Don’t Sign That Offer Before You Talk to an Attorney

An issue I see all too often in the residential real estate transaction: Involving Your Attorney AFTER Entering A Legally Binding Contract.  In Massachusetts, a Buyer will usually submit an offer to purchase on some version of a standard form “Offer to Purchase” created by one of the local or regional Realtor associations like the Greater Boston Real Estate Board.  In most cases, once the Seller accepts the offer, the material terms of the contract have been set and the parties are bound to the Offer and the conditions agreed upon.

Contained in the Offer to Purchase is: a description of the property; the purchase price; the deposit and the conditions under which the deposit becomes the property of either of the parties; the expiration date of the offer; the manner in which the offer may be accepted; the nature of the title to be conveyed; the items of personal property and fixtures that are either included in or excluded from the transaction; and the time and place for the delivery of the deed.  These forms will also contain language similar to “NOTICE: This is a legal document that creates binding obligations. If not understood, consult an attorney.”

One of the conditions, contained in the Offer to Purchase is that the parties will execute a Purchase and Sale Agreement that is agreeable to both parties.  This is the point where many Buyers and Sellers will first involve their attorneys.  It is very important that the parties use an attorney in the negotiation of the Purchase and Sale Agreement.  However, for numerous reasons, it is prudent to have an attorney review the Offer to Purchase before the material terms are set.  In a future posting, I will discuss in detail why an attorney is needed in the negotiation of the Purchase and Sale Agreement.

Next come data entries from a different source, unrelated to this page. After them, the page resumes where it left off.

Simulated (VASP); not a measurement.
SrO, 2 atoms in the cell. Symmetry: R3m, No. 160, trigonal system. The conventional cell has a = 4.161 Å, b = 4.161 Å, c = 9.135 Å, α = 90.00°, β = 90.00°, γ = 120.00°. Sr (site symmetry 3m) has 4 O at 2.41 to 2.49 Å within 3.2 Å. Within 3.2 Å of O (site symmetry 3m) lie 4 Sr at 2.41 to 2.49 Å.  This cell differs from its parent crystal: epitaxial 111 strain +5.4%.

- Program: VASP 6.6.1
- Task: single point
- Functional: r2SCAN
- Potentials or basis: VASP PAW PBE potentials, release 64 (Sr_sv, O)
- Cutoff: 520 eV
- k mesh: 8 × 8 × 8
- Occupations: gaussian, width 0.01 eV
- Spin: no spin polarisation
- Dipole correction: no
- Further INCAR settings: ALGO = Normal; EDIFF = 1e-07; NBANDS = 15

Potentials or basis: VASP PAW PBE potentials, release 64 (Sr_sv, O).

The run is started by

For the Buyer, I like to include a valuation contingency, so that if the property does not appraise for the sale price, the Buyer has the opportunity to either renegotiate the sale price or back out of the deal and receive their entire deposit back which can be as high as five percent of the sale price.  Additionally, I like to add some warranties and representations to the Offer to Purchase.  For the Seller, it is important that they identify personal property that they may be leaving behind or fixtures, such as chandeliers, that they intend to take with them. If you want to take your Mother’s prized cherry tree with you when you sell, it better be in the offer.

There is no such creature as the “routine” residential real estate transaction. Each parcel of real estate is unique and each party to the transaction has individual needs and desires. For both parties, it is always a good idea to have a trained, experienced set of eyes review the terms and make sure the client’s interests are best represented and that the client fully understands the implications of the documents they are signing.

Even on weekends, there is enough time to have your attorney review the offer before it needs to be submitted or accepted.  In my practice, I charge a flat fee for representing Buyers and Sellers and that fee includes the review and/or drafting of the Offer to Purchase and all other documents a Buyer or Seller would need to sign from broker disclosures to listing agreements.  I can even help explain and compare different mortgage quotes for my Buyers.  For most Buyers and Sellers, this is one of the biggest transactions in their lives.  I strongly recommend any Buyer or Seller to talk to an attorney as early on in the process as possible.